Edinburgh Open Research Conference 2024

Home » Edinburgh Open Research Conference 2024

Jul 3, 2024

Dr Cerys Willoughby attended the 3rd annual Open Research Conference on behalf of PSDI. The conference focused on the topic of how Open Research can contribute to positive cultural change in research more broadly, with themes including next generation metrics, research integrity, and education and skills. The conference included contributors from across the UK and Europe, with a plenary discussion, a range of both full and lightening talks, and a poster session. The presenters came from a variety of different backgrounds including both sciences and humanities.

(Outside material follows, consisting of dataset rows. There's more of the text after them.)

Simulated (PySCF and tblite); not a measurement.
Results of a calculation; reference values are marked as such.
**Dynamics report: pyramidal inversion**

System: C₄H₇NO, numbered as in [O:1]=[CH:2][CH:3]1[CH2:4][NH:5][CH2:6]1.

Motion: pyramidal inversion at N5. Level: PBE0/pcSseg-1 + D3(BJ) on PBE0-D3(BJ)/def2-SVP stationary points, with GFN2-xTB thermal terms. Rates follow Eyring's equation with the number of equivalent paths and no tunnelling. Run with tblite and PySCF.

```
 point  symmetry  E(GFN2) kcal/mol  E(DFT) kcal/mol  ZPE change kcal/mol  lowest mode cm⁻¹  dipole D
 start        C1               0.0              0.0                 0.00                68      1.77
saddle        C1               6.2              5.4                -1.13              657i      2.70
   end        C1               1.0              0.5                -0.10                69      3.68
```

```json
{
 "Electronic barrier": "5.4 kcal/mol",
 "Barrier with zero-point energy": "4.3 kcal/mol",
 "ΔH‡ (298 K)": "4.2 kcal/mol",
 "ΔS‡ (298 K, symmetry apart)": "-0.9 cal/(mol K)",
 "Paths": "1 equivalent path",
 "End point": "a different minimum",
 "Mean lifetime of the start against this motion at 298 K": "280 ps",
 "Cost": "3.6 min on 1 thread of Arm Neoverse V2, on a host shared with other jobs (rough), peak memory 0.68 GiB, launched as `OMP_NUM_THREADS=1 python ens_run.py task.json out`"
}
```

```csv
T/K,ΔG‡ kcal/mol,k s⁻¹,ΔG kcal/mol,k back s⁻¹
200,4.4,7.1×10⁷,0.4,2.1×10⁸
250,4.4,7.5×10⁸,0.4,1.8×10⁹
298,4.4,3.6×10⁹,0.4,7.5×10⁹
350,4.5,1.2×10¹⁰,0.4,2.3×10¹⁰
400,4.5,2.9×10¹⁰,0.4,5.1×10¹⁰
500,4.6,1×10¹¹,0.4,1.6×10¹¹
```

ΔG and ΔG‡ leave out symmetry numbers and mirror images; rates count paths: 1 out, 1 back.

A wide variety of angles on the topic of cultural changes was discussed across the day. In the plenary panel the discussion was largely focused on cultural change and open research as an ethical question. Promoting values and adopting integrity principles were considered essential for cultural change. Differences in research cultures between disciplines were discussed and how factors such as different training practices may contribute to these differences. It was noted that activities in the community to promote research integrity tend to be a grassroots activity – undertaken by individuals in their own time – and the speakers advocated the need for more input into these activities from publishers and institutions. Research cultures and researcher behaviours vary across both disciplines and geographical boundaries, and the challenges of a lack of integrity in research was also discussed. Examples included the problems of plagiarism and the increasing occurrence of the use of technologies such as AI generation and software that can turn someone else’s words into new text. Such technologies can defeat plagiarism software, and in the communities where these technologies are routinely used this behaviour is not perceived as a problem. This is exacerbated by the ‘publish or perish’ culture within academic research where the importance of outputting large numbers of papers to secure tenure or gain promotions outweighs questions of integrity. Highlighting the principles of open research – and encouraging funders and publishers to focus on it – provides an opportunity to create a positive culture from the ground up.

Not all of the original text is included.